House Republicans Add More Pressure To Stop Funding for California High-Speed Rail

Congressman Mike Garcia, others reach out directly to Transportation Secretary Buttigieg

By Evan Symon, April 19, 2021 2:50 pm

In the last week, pressure has grown in Washington for Department of Transportation (DOT) Secretary Pete Buttigieg to not fund or support California High-Speed Rail (CHSR).

While there has always been significant opposition against the federal government from funding CHSR, as seen by Republicans continuing to vote against funding such systems, and California Republican Representatives such as Congressman Mike Garcia (R-CA) introducing bills to stop all federal funding from going into CHSR, the new administration’s large push for high-speed trains has caused  many to up their efforts to stop it.

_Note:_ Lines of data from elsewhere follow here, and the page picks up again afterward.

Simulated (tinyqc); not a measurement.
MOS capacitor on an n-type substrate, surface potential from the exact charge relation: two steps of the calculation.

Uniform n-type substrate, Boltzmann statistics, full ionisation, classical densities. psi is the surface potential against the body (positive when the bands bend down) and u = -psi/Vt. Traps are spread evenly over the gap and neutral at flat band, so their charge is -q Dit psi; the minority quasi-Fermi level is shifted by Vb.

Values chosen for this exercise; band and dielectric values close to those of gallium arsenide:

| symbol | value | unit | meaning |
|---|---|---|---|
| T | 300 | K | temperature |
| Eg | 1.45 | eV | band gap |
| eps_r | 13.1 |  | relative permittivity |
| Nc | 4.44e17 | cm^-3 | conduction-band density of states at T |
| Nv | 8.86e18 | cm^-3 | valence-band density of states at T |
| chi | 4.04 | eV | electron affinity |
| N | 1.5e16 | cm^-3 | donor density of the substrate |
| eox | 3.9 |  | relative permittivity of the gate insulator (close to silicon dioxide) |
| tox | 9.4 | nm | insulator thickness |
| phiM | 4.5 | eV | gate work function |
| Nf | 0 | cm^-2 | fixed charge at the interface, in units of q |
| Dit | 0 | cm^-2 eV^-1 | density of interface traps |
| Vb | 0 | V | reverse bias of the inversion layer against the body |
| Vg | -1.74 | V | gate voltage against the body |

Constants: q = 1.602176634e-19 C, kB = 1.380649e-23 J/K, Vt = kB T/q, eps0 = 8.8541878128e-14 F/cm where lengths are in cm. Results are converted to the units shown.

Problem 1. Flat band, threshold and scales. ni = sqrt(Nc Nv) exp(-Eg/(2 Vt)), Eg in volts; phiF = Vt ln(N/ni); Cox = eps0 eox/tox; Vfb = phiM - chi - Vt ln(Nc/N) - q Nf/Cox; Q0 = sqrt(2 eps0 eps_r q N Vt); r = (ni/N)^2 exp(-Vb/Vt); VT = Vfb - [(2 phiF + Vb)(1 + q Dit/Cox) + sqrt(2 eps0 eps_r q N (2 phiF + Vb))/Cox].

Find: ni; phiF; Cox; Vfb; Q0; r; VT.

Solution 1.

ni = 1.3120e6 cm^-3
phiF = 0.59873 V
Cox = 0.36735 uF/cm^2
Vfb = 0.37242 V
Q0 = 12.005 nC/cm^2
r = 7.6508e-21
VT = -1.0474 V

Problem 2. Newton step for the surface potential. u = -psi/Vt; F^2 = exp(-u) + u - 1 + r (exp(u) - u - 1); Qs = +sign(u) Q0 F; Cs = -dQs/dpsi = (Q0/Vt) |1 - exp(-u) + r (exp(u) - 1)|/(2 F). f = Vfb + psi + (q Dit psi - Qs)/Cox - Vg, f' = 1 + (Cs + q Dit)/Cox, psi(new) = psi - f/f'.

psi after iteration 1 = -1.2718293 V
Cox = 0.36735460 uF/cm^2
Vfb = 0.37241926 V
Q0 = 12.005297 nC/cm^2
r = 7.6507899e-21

President Joe Biden and Secretary Buttigieg specifically have strong train ties which makes stopping or reducing funding more difficult. Biden has been a large Amtrak and train supporter due to decades of taking the train to Washington from his home in Wilmington, Delaware while a Senator, with the train station in Wilmington now bearing his name as a way to honor his train commitment. Buttigieg has also had a strong train track record, championing high-speed rail systems in the country since he was sworn in.

Transportation Secretary Pete Buttigieg. February 16, 2020. (Photo: Gage Skidmore)

“We’ve been asked to settle for less in this country,” said Buttigieg in February. “I just don’t know why people in other countries ought to have better train service and more investment in high-speed train service than Americans.”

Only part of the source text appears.